Reviewed by Nathan Ford
What a gorgeous and diverse baroque pop gem this is!
Album number two from the duo of Dan Popplewell and Sophia Churney follows up their unfollowupable debut 2010's "London Town" and wisely ditches the concept album trappings that they perfected first time out in favour of a more loosely connected set of songs with a subversive undercurrent of lyrical darkness.
The Magic Theatre's success hasn't been as immediate as my introduction may suggest though. The duo have been working together since the late nineties when their band Ooberman briefly flirted with the top 40 with their single "Blossoms Falling", followed by two critically lauded albums that refused to translate that acclaim into notable sales.
This history together has forged an instinctive, distinctive and memorable sound that recalls baroque pop forefathers like the Left Banke, without ever sounding like a throwback.
Popplewell otherwise earns his keep as a library music composer and his diverse arranging skills are set loose here to follow whatever whim he sees fit whether it be the whirling dervish of "Festival of Fire", the percussive cha-cha of "I Got The Answer" or the much more contemporary sounding "Cathedrals of the Mind" which has moments that sound like something Damon Albarn would cook up in a particularly inspired moment.
And check out the arrangements on opener "The Sampler" - it's like someone reined in Danny Elfman to score an Eleanor Rigby christmas special - OK, that would probably make a really miserable movie, but the arrangements here are just lovely.
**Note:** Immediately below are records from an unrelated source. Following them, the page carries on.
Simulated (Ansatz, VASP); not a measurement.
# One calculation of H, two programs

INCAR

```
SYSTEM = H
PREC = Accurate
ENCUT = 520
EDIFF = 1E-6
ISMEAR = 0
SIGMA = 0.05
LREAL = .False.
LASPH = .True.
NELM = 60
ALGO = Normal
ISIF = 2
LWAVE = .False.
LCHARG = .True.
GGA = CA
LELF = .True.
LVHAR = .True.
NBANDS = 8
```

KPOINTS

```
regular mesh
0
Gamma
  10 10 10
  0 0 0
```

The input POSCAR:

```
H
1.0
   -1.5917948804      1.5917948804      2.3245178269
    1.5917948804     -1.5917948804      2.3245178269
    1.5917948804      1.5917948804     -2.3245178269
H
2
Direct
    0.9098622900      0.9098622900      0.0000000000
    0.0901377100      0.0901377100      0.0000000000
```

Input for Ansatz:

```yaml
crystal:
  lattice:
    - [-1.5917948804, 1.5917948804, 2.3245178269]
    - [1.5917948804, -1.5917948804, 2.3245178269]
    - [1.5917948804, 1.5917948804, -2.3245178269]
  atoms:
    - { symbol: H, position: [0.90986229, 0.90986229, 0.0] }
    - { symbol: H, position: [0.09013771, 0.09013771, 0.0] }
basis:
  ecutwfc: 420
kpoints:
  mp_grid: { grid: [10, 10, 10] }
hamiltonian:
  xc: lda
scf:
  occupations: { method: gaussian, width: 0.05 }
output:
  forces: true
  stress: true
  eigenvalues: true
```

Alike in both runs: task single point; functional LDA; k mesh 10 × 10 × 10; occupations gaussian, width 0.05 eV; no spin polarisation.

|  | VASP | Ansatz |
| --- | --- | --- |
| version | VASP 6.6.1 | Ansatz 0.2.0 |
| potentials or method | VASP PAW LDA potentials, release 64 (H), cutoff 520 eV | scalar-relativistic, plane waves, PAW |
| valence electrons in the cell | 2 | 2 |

Churney's voice is the perfect foil for Popplewell's rich arrangements, inhabiting these songs with the same sort of effortless pliability that Vashti Bunyan exhibited on her early Immediate recordings, with her vocal on the closing title track being a hanky grabber for all but the most cold hearted.
A perfectly conceived baroque pop album for the 21st century.
Sublime.
Available on Vinyl, Digital Download, and CD.